What Does a Coach Represent

Ed Molitor, Sr., father of CEO of the Molitor Group Ed Molitor Jr., has been coaching for 42 years, but his experience with coaching reaches far beyond that. For his son and many others, Ed has been the personification of the answer to “what does a coach represent?” With football and baseball passions in his youth, basketball wasn’t really on his mind until high school. 

In his freshman year of high school, Ed decided to try out for the basketball team, and when he made the team, his life-long love of basketball started. During his time playing high school basketball, Ed first witnessed what separates the bad coaches from the good ones.

These early coaches, including the coach sophomore year who cut him from the team, made a lasting impression on Ed and ultimately helped shape his life and career. 

These early influences were a driving force in Ed learning the answer to the question leaders–both in sports and business–ask themselves every day, “What does a coach represent?

Positive Influence


For Ed, coaching has been a lifelong journey. With his deep roots in sports, coaches have always been a huge part of his life. In his early years, between football, baseball, basketball, and boxing, Ed experienced various coaching styles. 

As he moved on to college, Ed continued to see different coaching styles and even started to think about what he would do if he were ever in a leadership position. 

Ed served as the Assistant Basketball Coach at DePaul Acadamy from 1966-1968. This position was his first time in an official coaching role. During this time, Ed started to get an idea of how he wanted to represent himself to his team members. 

As Ed continued his coaching career, he slowly started to piece together what makes a coach effective and leads a team to achieve great results. As he continued to observe the other coaches he worked with and reflected on the best coaches he had during his time as a player, one thing stuck out to him more than others. 
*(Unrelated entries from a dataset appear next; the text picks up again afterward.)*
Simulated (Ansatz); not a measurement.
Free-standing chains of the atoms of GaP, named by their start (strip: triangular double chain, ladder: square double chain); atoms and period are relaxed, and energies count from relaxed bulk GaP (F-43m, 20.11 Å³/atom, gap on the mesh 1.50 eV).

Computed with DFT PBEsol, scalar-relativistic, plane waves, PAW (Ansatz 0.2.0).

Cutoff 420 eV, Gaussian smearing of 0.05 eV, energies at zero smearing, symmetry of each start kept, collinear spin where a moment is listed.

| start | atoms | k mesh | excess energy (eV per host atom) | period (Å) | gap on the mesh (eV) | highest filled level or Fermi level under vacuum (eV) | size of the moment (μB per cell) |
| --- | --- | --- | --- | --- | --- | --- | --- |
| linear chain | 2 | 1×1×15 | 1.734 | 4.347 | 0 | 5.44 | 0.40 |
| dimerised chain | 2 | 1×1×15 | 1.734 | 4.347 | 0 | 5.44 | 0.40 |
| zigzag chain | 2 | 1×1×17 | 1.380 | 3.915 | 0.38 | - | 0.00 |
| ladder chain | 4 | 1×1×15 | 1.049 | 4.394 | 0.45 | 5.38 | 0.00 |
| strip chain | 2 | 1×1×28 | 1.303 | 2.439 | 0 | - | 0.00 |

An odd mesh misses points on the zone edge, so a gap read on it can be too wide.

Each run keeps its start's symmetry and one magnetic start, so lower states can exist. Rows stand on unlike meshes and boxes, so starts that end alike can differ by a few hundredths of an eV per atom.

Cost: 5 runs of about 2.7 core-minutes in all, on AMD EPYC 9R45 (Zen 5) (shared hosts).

Every great coach Ed worked with served as a positive influence for their players. 

The Early Years of coaching


During Ed’s earlier years as a coach, he noticed that the other coaches he worked with continually encouraged their players. His first years working at DePaul Academy were the years of civil unrest, and many of the players on his team came from backgrounds heavily influenced by this movement. For these students, getting to school every day and getting to practice was a challenge. 

During these years, Ed’s coaches showed a resilience that they passed on to their team members. Ed’s head coach at DePaul would pick up these kids from their neighborhoods in Chicago just to make sure they would get to school and practice safely. His resilience and positive influence went on to impact these students in profound ways.  

During this time, Ed realized that coaching was about far more than simply showing up to the court and telling the players what to do. These early years helped to shape how Ed would coach for the rest of his career. Seeing these first players’ positive impact and resilience, the head coach showed him that a great coach represents far more than someone simply yelling orders. 



For Ed, returning to his core values for all his coaching positions was essential. For him, a coach is a teacher, a counselor, a decision-maker, a leader, and more. He believes that coaches are forced into so many scenarios when dealing with teenagers that many coaches may not have thought they would deal with that each experience is a learning opportunity, and every coach’s philosophy will change with each new experience. However, the core values will always be there. 

Ed’s core values are respect, dignity, and understanding. For him, he realized that there are outside forces his team members are going through, and to be a successful coach, he has to provide whatever that team member needs to get on the court and do the best he can. 

Because each team member is different–they all have different personalities, skills, and experiences, he always fell back on treating everyone the same and deciding what was best for each individual and the team. 

To treat each team member the same yet still treat each person differently based on their unique personalities and experiences, Ed switched his expectation of accomplishment but not his expectation of effort. Often, this meant keeping the age-old adage, “patience is a virtue,” in mind. 

As a coach, Ed realized that it wasn’t just his patience that was tested but also his team members. He realized that each player was working at their own pace, and as one teammate advanced and another struggled, it could be challenging to manage expectations and keep the struggling player engaged and encouraged. 

Because he saw how tough it could be for his team members to stay inspired for different reasons, Ed realized he had to inspire each of his players. If he could encourage them to show up for themselves and the team, then not only would the team perform better, but the players would also start achieving their potential. 


So what does a coach represent


In his 42+ years of coaching, Ed realized that a coach represents a positive influence, inspiration, a leader, a teacher, a counselor, and so much more. It’s an ever-evolving role that means different things to different people, but for him, it all boils down to his core values. 

If you find yourself still asking “what does a coach represent?”, check out our full interview with Ed Molitor, Sr. For more great insights into coaching and leadership, don’t forget to visit our website.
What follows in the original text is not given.